Iran threatens to stop imports from South Korea over oil halt

Iran threatened Wednesday to halt all imports of goods from South Korea in response to Seoul’s announcement a day earlier that it would stop accepting Iranian oil.

South Korea said Tuesday that it would suspend all Iranian oil imports from the start of July in response to a European Union insurance ban on tankers carrying crude from Iran.
The Iranian ambassador to South Korea, Ahmad Masumifar, responded by saying in an interview with the South Korean news agency Yonhap on Wednesday that Tehran “may decide to fully stop importing Korean goods.”
The Iranian envoy said some Asian countries are taking measures to continue oil imports from the Middle Eastern nation.
Last week, Japan’s parliament approved a bill providing $7.6 billion of state guarantees for shipments of oil from Iran to cover insurance to be axed by the European insurers. Iran is South Korea’s third-largest market in the Middle East, worth $6.1 billion in 2011, up from $4.6 billion in 2010.
Iran’s other big oil customers in the region are Japan, China and India — none of which have announced plans to stop receiving shipments.
The Knowledge Economy Ministry said in a statement Tuesday that it relies heavily on European companies for insurance of its oil imports and has sent representatives to the EU to make the case for continuing insurance coverage.
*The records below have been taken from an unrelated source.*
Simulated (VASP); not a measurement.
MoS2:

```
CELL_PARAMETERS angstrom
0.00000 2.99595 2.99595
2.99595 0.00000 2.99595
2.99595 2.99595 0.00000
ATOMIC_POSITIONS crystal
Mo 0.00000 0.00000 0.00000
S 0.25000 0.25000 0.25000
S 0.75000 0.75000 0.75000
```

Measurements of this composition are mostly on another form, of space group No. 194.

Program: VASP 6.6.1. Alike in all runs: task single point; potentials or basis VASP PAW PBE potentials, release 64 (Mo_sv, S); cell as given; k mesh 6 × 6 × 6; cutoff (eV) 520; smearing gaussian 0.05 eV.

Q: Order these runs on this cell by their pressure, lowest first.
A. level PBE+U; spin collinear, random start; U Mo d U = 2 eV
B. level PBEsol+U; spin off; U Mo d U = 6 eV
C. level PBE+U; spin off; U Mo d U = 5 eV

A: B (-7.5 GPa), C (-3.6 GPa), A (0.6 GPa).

The suspension of crude imports effectively reduces Seoul’s exports to Iran due to the risk of default on payments. South Korean exporters have been indirectly paid through the Iranian central bank’s won-denominated accounts in Seoul, into which South Korean refiners pay for Iranian crude to avoid U.S. financial sanctions over Iran’s nuclear program.
Iran oil ban to damage 2900 Korean companies
2,900 Korean companies which engage in trade with Iran, would be hit harshly over Korean oil ban against Iran.
Most worrisome are small- and medium-sized companies that would take a direct hit. According to the Knowledge Economy Ministry, about 2,900 Korean companies engage in trade with Iran and 2,700 of them are SMEs. They usually receive payments for merchandise exports from the money Tehran earns from selling oil to Korean refiners under a unique settlement system. Now the money barely amounts to 1.8 trillion won and SMES can’t get paid if oil imports from Iran are halted.
The situation becomes all the more serious should the Iranian envoy’s threat translate into action. The government says it will help SMES diversify to export to other countries but it won’t be easy to look for new markets in such a short span of time. Instead, they urge the government to expand soft loans.
Fundamentally, the government will have to consider continuing oil imports, following in the footsteps of Japan that passed a bill last week offering $7.6 billion in state guarantees for oil shipments from Iran to cover the insurance to be withdrawn by European insurers. This means that the government will offer payment guarantees that could reach as much as $7 billion to transport the oil.
This measure, however, could force the government to run a high risk in the event of a naval disaster and can be controversial because of the need to get approval at the National Assembly and possible privileges.
The biggest question is that it’s hard to foresee when the latest Iran crisis can be resolved. It is for this reason that the government should brace for the worst-case scenario on the assumption that the situation will be prolonged.